Finally, be careful not to write code that depends on specific characteristics of the platform on which you test it!

Testing and submission

To test your garbage collector, you can use the compiled programs given in the vm/tests subdirectory, or compile and run your own tests.

To run the tests, you should install shelltestrunner on your computer. Once this is done, place yourself in the directory containing the tests and launch the following command:

$ shelltest -D VM=../c/bin/vm *.test

to test the C VM, or:

$ shelltest -D VM=../rust/target/release/l3vm *.test

to test the (release version of the) Rust VM.

Notice that 38 out of those 43 tests are so small that they pass even without a GC! What’s hard is making the last 5 of them work.

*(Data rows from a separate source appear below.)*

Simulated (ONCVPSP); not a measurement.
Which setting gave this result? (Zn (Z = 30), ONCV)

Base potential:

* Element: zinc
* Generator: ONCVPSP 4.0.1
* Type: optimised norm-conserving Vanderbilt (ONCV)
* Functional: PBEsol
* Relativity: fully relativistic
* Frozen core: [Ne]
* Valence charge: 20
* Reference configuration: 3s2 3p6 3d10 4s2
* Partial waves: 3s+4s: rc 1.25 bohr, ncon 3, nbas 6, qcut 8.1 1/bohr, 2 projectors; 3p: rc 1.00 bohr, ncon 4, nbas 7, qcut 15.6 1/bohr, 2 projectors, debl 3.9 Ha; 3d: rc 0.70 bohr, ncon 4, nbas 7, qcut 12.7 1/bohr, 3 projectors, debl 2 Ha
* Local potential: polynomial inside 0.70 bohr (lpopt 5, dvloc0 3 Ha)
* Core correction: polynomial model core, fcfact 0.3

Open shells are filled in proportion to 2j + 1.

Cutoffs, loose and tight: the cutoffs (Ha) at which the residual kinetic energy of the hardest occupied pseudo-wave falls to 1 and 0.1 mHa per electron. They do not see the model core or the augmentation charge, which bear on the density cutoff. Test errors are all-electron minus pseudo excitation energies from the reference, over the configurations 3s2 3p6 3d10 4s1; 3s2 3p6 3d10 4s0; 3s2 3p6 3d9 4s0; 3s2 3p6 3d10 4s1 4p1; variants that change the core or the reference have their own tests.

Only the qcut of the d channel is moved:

For 4 of the 5 “big” tests that are given, the table below shows the input values that should work correctly both without a GC — using the original memory.c module — and with a mark-and-sweep GC, always using the default memory size of 1 Mb. The time taken by our reference C and Rust implementations, which use segregated free lists, to execute the benchmarks on a recent (2020) laptop is also shown and should give you an idea of what to aim for.

Test no GC M&S GC C time (s) Rust time (s)
bignums 296 8000 1.5 2.6
maze 10; 1 55; 1 1.7 3.0
queens 11 18 1.6 3.0
unimaze 75; 15; 1 80; 80; 1 0.04 0.07

Submission is done as usual through the submission server. Notice that this time you have two tokens at your disposal, and you have to use the right one depending on the version of the VM you want to submit. The command to use to create the archive also differs.

If you worked on the C VM, then create the archive as follows:

$ cd vm/c
$ zip -r l3vm-c.zip src

and submit the Zip archive created by the second command (l3vm-c.zip).

If you worked on the Rust VM, then create the archive as follows:

$ cd vm/rust
$ zip -r l3vm-rust.zip Cargo.toml src

and submit the Zip archive created by the second command (l3vm-rust.zip).

Grading

A total of 100 points are assigned to this project part, out of a total of 500 for the whole semester.

You can choose to use either a single free list, or segregated free lists in your garbage collector. Notice however that only doing the former will not allow you to get all the points, as explained below.

Keep in mind that a working GC with a single free list, which is easier to write, is better than a crashing GC with segregated free lists. Therefore, we suggest you start implementing a single free list, submit that version when it works, and only then start working on segregated free lists.

Your submission will be graded based on:

  1. its correctness, i.e. whether it passes all the functional tests that were made available to you, and additional ones that we might have,
  2. its completeness: using a single free list instead of segregated lists will cost you 15 points, and using the default, empty memory_free_block that does nothing instead of putting the block back to the free list will cost you 5 points more,
  3. its performance, which should be within an order of magnitude of our reference implementation,
  4. its style, which will be worth 5 points for this assignment, so please pay attention to the feedback you received for the previous assignments.